When making future financial plans for your children, it is essential to consider inflation if you want to ensure that your money stretches far enough. Inflation affects everything from everyday items to how long your pension savings last and with inflation currently soaring, it’s really important to inflation-proof your children’s savings.
Clearly, the support you give them will depend on your means but here are some practical ways that can help you to secure your children’s financial future.
Opening a savings account for your child can be a fantastic way to boost their finances. A junior ISA (JISA) is a tax-free savings and investment account for children under the age of 18 and can only be opened by parents or legal guardians. If your child already holds a Child Trust Fund (CTF), they are not eligible to open a JISA unless this is transferred to a JISA and then closed. Either you or other family members and friends can contribute up to £9,000 combined in the current tax year (2022/23) without needing to pay income tax on any interest earned or capital gains tax. This is the same for the CTF. A Junior ISA can be an efficient way of saving because tax isn’t paid on the returns. This means when they turn 18, and the plan converts to a standard ISA, the funds will continue with the same tax free treatment and won’t be liable for income tax and capital gains tax deductions.
Setting up a trust
There are several different types of trust that you could use to save for your child, each with its own benefits and downsides. A trust can be a useful and alternative way of investing for children both during their childhood and throughout their lives. Setting up and looking after a trust does not need to be difficult and it will give you greater control over how and when you and your child can access the money. Most trusts can be set up during lifetime or on death. The types of trust involving inheritance are usually bare trusts, discretionary trusts, 18-25 trusts, vulnerable beneficiaries’ trusts, and life interest trusts For larger investments for children, the most effective solution could be a combination of the different types of trusts.
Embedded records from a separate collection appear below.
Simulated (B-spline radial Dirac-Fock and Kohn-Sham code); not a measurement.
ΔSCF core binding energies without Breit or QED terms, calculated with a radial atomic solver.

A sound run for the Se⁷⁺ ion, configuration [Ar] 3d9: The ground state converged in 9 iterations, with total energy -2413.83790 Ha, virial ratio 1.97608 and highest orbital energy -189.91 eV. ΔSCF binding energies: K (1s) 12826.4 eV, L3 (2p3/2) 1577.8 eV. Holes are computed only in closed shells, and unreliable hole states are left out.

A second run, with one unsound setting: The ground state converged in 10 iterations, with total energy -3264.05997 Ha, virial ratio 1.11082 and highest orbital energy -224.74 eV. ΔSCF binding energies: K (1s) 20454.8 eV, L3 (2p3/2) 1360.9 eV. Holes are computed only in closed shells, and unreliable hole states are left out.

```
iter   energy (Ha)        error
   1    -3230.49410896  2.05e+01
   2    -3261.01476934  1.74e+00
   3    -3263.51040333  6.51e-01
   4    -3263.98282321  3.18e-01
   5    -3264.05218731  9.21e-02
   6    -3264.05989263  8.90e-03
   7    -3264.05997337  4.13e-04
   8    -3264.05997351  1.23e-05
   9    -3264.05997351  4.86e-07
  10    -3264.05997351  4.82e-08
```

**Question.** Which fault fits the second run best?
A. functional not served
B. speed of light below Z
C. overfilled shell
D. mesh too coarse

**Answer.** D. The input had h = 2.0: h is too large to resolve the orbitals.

Trusts can be set up for children under the age of 18, as well as for older children.
Gifting money to Children
Every UK citizen has an annual tax-free gift allowance of £3,000 which enables you to ‘gift’ money to your children without worrying about inheritance tax. However, this is from your total personal allowance, which means that you cannot give away £3,000 to each child you have, and you may need to split this amount between your children to effectively use your allowance. This is a per person allowance so both parents may gift £3,000 each per year. If you don’t use your total gift allowance, you can carry it over to the following year, as long as the later year’s allowance is also fully used. Regular gifts made out of surplus income can also be immediately outside the estate and they have no specific monetary limit.